The opinion of the court was delivered by: Reagan, District Judge
Before the Court is Defendant The Lakin Law Firm's ("Law Firm") motion to strike portions of Plaintiff Richard Burke's complaint (Doc.13). Plaintiff has filed an objection to this motion (see Doc. 24), to which Defendant has replied (see Doc. 25). This matter being fully briefed, the Court now DENIES Defendant's motion (Doc. 13) for the reasons stated below.
This case involves a four-count, two-defendant complaint (see Doc. 3). Count One of Plaintiff's complaint is against the Law Firm alleging it breached its employment agreement with Plaintiff by not paying him owed bonus compensation. Count Two is a claim against the Law Firm requesting an accounting for fees received and generated from class action cases. Count Three is brought against the Law Firm and co-defendant Bradley M. Lakin alleging fraud with respect to Plaintiff's bonus under the employment agreement. Count Four alleges Bradley M. Lakin tortiously interfered with his contract with the Law Firm by inducing a breach of contract between Plaintiff and the Law Firm and also alleges interference with business expectancy against Bradley M. Lakin.
In the present motion, Defendant contends all of paragraphs 21, 22, 23, 25, 66, 80, 81, 82, 83, 84, 85 and portions of paragraphs 24, 53 and 57 of Plaintiff's complaint (Doc. 3) ought to be stricken on the grounds they are "redundant, immaterial, impertinent and/or scandalous matter" (see Doc. 13, p.2).

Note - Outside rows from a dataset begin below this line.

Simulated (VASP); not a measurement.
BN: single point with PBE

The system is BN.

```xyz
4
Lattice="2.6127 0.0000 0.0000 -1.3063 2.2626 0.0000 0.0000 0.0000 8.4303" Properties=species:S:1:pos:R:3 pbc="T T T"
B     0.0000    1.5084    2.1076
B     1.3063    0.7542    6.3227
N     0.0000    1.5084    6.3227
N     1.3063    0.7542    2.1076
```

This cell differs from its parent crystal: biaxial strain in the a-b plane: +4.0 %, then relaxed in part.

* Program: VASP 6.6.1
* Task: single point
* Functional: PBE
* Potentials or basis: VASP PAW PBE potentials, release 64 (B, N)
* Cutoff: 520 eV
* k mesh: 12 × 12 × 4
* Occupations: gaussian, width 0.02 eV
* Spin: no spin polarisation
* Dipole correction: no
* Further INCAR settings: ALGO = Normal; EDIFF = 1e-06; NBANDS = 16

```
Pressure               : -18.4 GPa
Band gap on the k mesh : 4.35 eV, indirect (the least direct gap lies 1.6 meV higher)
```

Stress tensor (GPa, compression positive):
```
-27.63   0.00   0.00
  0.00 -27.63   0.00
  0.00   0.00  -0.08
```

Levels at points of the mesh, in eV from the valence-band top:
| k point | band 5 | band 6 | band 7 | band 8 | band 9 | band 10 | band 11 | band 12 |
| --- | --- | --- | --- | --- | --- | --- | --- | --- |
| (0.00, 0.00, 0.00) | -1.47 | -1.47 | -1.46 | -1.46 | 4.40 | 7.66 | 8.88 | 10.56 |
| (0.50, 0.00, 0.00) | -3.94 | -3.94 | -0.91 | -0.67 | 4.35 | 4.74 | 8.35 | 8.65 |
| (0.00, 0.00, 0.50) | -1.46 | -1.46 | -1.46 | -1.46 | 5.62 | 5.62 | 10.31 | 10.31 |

Motions to Strike in federal courts are governed by FEDERAL RULE OF CIVIL PROCEDURE 12(f), which provides:
(f) Motion to Strike. Upon motion made by a party before responding to a pleading or, if no responsive pleading is permitted by these rules, upon motion made by a party within 20 days after the service of the pleading upon the party or upon the court's own initiative at any time, the court may order stricken from any pleading any insufficient defense or any redundant, immaterial, impertinent, or scandalous matter.
The present motion is timely in that Defendants waived service of summons on February 28, 2007 and the Law Firm filed the instant motion to strike two days later on March 2, 2007.
Allegations may be stricken pursuant to Rule 12(f) "if the matter bears no possible relation to the controversy or may cause the objecting party prejudice."Talbot v. Robert Mathews Distributing Co., 961 F.2d 654, 664 (7th Cir. 1992). As a general rule, motions to strike are disfavored, in part because they tend to delay judicial proceedings. Heller Financial, Inc. v. Midwhey Powder Co., Inc., 883 F.2d 1286, 1294 (7th Cir. 1989). See also Williams v. Jader Fuel Co., 944 F.2d 1388, 1400 (7th Cir. 1991)("Motions to strike 'are not favored....'"), cert. denied, 504 U.S. 957 (1992). "The decision whether to strike material as scandalous is within the discretion of the district court." Talbot, 961 F.2d at 665.
Defendant argues that the objectionable portions of Plaintiff's complaint are redundant and immaterial because they "do not tend to prove or disprove any of Plaintiff's claims, but are intended to harass and cast a derogatory light on Defendant Lakin and The Lakin Law Firm" (Doc. 16, p. 6) and because FEDERAL RULE OF CIVIL PROCEDURE 8(a)(2) only requires that a complaint contain a "short and plain statement of the claim showing the pleader is entitled to relief."FED.R.CIV. P.8(a)(2).
Granted, the "short and plain statement" referred to in Rule 8(a)(2) requires a plaintiff to allege no more than "bare minimum facts necessary to put the defendants on notice of the claim so he can file an answer." Higgs v. Carver, 286 F.3d 437, 439 (7th Cir. 2002). Consequently, it may have been sufficient for Plaintiff to have given his and Defendants' names along with the nature of the grievance and "a few tidbits (such as the date) that will let the defendant[s] investigate." Kolupa v. Roselle Park District, 438 F. 3d 713 (7th Cir. 2006). This being the case, however, it does not follow that any additional material or information is necessarily strike-worthy pursuant to Rule 12(f).
The Plaintiff is the master of his complaint and the Defendant cannot simply re-write the complaint via motion to strike. While it may be true that Plaintiff's complaint contains more detail than legally required to fend off a motion to dismiss under FEDERAL RULE OF CIVIL PROCEDURE 12(b)(6), the allegations Defendant complains are "baseless," "groundless," "speculation," and/or "extraneous and ...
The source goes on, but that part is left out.